Analysis Services data directory maintenance
By default, all of the files
used by Analysis Services to store MOLAP data are stored in the
Analysis Services data directory. The location of this directory is set
during installation, and can be changed by changing the value of the DataDir server property.
As with any other type of
file handled by Windows, the files in the Analysis Services data
directory are prone to fragmentation. During processing a lot of files
are created, written, and deleted, and if the disk is very fragmented
these files may be split across different portions of the disk, slowing
down access to them.
A regular defragmentation of the
drive on which the data directory exists will improve the overall speed
of the disk subsystem, which will of course have benefits for Analysis
Services query and processing performance. As a result we suggest
regular disk defragmentation of the Analysis Services data directory's
drive as part of the server's maintenance plan, making sure of course
that it only takes place at a time when we are not processing or when
users are not querying the cube.
Backup
It may be stating the obvious,
but after processing has finished we should always back up our Analysis
Services database. This can be done very easily from Integration
Services using an Execute Analysis Services DDL task; once again, we can
generate the XMLA command needed to back up a database by
right-clicking on it in SQL Management Studio, selecting Back Up, and then pressing the Script button on the Back Up Database dialog.

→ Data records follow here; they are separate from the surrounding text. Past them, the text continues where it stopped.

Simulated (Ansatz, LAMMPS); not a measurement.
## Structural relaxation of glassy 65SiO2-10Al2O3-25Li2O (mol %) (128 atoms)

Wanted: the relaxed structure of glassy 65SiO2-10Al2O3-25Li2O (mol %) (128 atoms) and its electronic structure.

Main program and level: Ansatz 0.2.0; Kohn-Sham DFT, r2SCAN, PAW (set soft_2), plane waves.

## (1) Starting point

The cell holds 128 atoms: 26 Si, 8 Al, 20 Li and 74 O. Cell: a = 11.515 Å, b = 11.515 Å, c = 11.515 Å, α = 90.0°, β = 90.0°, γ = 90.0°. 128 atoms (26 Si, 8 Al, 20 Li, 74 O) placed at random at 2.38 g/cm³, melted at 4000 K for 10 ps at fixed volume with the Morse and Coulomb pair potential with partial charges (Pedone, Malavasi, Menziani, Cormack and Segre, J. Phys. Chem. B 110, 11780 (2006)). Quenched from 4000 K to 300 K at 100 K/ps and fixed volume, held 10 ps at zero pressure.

Copying databases between servers
There are several scenarios
where we may need to copy an Analysis Services database from one server
with one on a different server. Here are a couple of examples:
We have
several frontend servers directly accessible by users in the DMZ area of
the network, and one backend server inside the internal network. When
the cube is processed on the internal server, it needs to be duplicated
to the frontend servers so that it can be queried by our users.
We
have two powerful Analysis Services servers and several cubes. Half of
the cubes are processed on one server and half are processed on the
other. When both servers have finished processing, the databases are
synchronized between the two servers, so they both have the same data
and can share the query load.
Using Analysis Services 2008 we have three options to synchronize data between servers:
Use the Synchronize XMLA command: This is the preferred method in most situations. When executed, the Synchronize
command tells one Analysis Services instance to synchronize a database
with a database on another instance. During the synchronization process
Analysis Services checks for any differences between the version of the
database on the destination database and the version on the source
server. Updated objects are copied over the network from the source
server to the destination server until the destination is identical to
the source.
The XMLA needed for a Synchronize command can be generated in SQL Management Studio by right-clicking on Databases node of an instance in the Object Explorer
pane, running the Synchronize Database wizard and at the end choosing
to generate script rather than running the synchronization immediately.
This XMLA command can be run from an Execute Analysis Services DDL Task
in Integration Services.
The
synchronization operation might be slow in situations where there is a
lot of data in a cube or where there are a lot of differences between
the source and the destination. However, the major advantage of using
this approach is that users can continue to query the destination server
while synchronization takes place, although when synchronization has
completed there will be a (usually short) period where new users cannot
connect and new queries cannot be run, while the old version of the
database is replaced by the new version.
Note that synchronization
cannot be used at the same time as lazy aggregation building is taking
place because there is a risk of database corruption.
Use backup/restore:
Even if this approach seems crude when compared with the more elegant
Synchronize XMLA command, it has some advantages. For a start, we're
going to be backing up our database anyway after it has been processed
so using the backup to copy the database to another server will require
little extra development. Secondly, we can take the same backup file and
copy it to multiple destination servers, where they can be restored in
parallel.
A problem with this
approach is that if we try to restore over our existing database on the
destination server then we cannot query that database while the restore
is taking place. One way of working around this would be to restore to a
different database to the one that users are currently querying, and
then to redirect all new queries to this second database after the
restore has completed. This would be feasible if the only client tool
used was Reporting Services, where connection strings can be
parameterized, but not if a client tool like Excel was used. Another
issue is that we have to copy the entire database over the network even
if there is only a small amount of new data, and if the backup file is
very large then this might take a relatively long time and require extra
disk space.
Use Attach/Detach:
This method simply involves detaching the database from the source
server, copying the database files over to the destination server,
detaching the old version of the database on the destination server and
then reattaching the new version of the database. Since attaching and
detaching a database is a very fast operation this method involves the
minimum of downtime; it also has the advantage that if a database is
attached to one instance with its ReadModeMode property set to ReadOnly, then the same database files can be attached to multiple other instances in the same way.
The main problem with this
approach is that when we detach a database it cannot of course be
queried at all, and any open connections to it are closed. This may lead
to errors in some client tools and, at best, all users will have to
reconnect to the server once the attach operation has completed.
Our recommendation is to use the Synchronize command if it runs fast enough and doesn't result in queries being blocked for too long. If we can't use Synchronize because it takes too long, or we don't mind that connections will be dropped, then attach/detach is the best option.